Everest summit ridge, Sibusisu Vilane

Everest 2023 – Both Easier and More Dangerous Than Ever?

Everest is both becoming easier, as evidenced simply by the numbers of people consistently summiting.

And, perhaps some might argue, by the number of people with very few traditional climbing skills that are now make it to the top.

Everest, Hillary Step
Climbers seem to be able to make it up, barely. But if anything goes wrong they are relying on others, or just a lot of luck, to help get them down.

As much as Everest and the wider high Himalayan peaks have simply become a “Climbathon” with helicopters, sherpa support, luxury base camp options and oxygen providing a rapid transition into the heights, and back again, there are some things that can never be pedestrian.

So Everest is also becoming potentially more dangerous, with large amounts of people in places that can in no way be considered safe.

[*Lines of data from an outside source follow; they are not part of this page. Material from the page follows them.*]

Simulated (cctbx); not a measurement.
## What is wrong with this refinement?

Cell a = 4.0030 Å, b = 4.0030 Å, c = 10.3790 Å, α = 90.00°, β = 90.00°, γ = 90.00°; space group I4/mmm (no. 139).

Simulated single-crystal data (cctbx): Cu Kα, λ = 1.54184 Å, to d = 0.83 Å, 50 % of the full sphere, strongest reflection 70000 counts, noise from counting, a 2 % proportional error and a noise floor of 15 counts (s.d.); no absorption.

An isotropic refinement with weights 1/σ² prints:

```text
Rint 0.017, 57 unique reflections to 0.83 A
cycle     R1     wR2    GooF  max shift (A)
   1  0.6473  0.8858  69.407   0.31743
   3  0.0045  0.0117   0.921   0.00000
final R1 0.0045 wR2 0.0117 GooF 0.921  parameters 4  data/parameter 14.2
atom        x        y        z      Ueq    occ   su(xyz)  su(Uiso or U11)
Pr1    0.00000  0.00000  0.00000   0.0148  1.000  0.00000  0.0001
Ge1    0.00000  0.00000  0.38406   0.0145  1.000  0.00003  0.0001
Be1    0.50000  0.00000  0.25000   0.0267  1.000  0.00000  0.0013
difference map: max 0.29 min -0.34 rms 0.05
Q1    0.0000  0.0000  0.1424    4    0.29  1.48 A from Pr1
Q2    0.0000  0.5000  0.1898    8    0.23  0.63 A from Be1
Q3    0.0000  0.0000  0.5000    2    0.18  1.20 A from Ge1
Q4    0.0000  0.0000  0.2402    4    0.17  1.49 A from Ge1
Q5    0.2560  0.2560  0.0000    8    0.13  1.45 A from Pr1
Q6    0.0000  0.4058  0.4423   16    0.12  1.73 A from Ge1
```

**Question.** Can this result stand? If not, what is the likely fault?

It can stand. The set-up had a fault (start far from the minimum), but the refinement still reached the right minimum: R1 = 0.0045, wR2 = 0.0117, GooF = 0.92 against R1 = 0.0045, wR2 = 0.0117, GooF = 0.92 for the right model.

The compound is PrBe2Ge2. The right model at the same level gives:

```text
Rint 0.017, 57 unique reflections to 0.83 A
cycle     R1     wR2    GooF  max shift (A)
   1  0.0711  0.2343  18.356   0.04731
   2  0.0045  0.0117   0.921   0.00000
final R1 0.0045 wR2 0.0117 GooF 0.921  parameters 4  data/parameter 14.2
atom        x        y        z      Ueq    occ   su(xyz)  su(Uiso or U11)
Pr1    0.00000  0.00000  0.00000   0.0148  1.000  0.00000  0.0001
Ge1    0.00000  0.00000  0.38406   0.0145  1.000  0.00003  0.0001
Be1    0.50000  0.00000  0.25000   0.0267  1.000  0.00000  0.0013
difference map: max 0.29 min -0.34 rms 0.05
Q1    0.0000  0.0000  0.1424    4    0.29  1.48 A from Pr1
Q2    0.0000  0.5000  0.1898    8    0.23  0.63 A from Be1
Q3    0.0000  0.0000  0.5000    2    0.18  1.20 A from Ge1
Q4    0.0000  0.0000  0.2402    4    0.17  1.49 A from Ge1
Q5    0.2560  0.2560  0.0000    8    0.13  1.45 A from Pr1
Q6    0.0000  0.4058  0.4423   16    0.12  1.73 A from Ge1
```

Warmer temperatures up high translate to more movement of the ice and rocks up high and on the glaciers below. More people create build-ups that force people to wait in places where things can hit them, and up higher, burn through their oxygen that once gone, is a quick recipe for disaster.

With people climbing faster, on rapid or ‘flash’ ascents, the under – acclimitzed have even less room to get it wrong.

Climbing ropes and anchors, originally designed for holding two or three climbers, now hold 50 or more, as climbers line up on ropes up the Lhotse Face and again from the South Col to the summit.

The physical holding power of the anchors and ropes on Everest defies logic. A stone cutting them, a misplaced crampon point, an ice axe, too much weight on the ropes or the anchors and they can’t be expected to always hold. Yet the lines just seem to be getting longer and heavier.

And crowds of people in avalanche paths, from the Icefall under the West Shoulder, to being in Camp 1 under the slopes of Nuptse, to the ice on the Lhotse Face with another 1,000 meters of snow above you, provides a host of places where you never want to be for very long. There is a very sound reason Sherpas avoid ever staying in Camps 1 or 3 unless they absolutely have to.

So as the mountain gets easier, the potential for disaster increases exponentially.

Should there be limits, or restrictions, or qualifications required? One of the great things about climbing is rules have never really existed – you can go from zero to hero in a day.

But that doesn’t mean it will ever really be easy. Or safe.

So the easier Everest appears, the more dangerous it will become.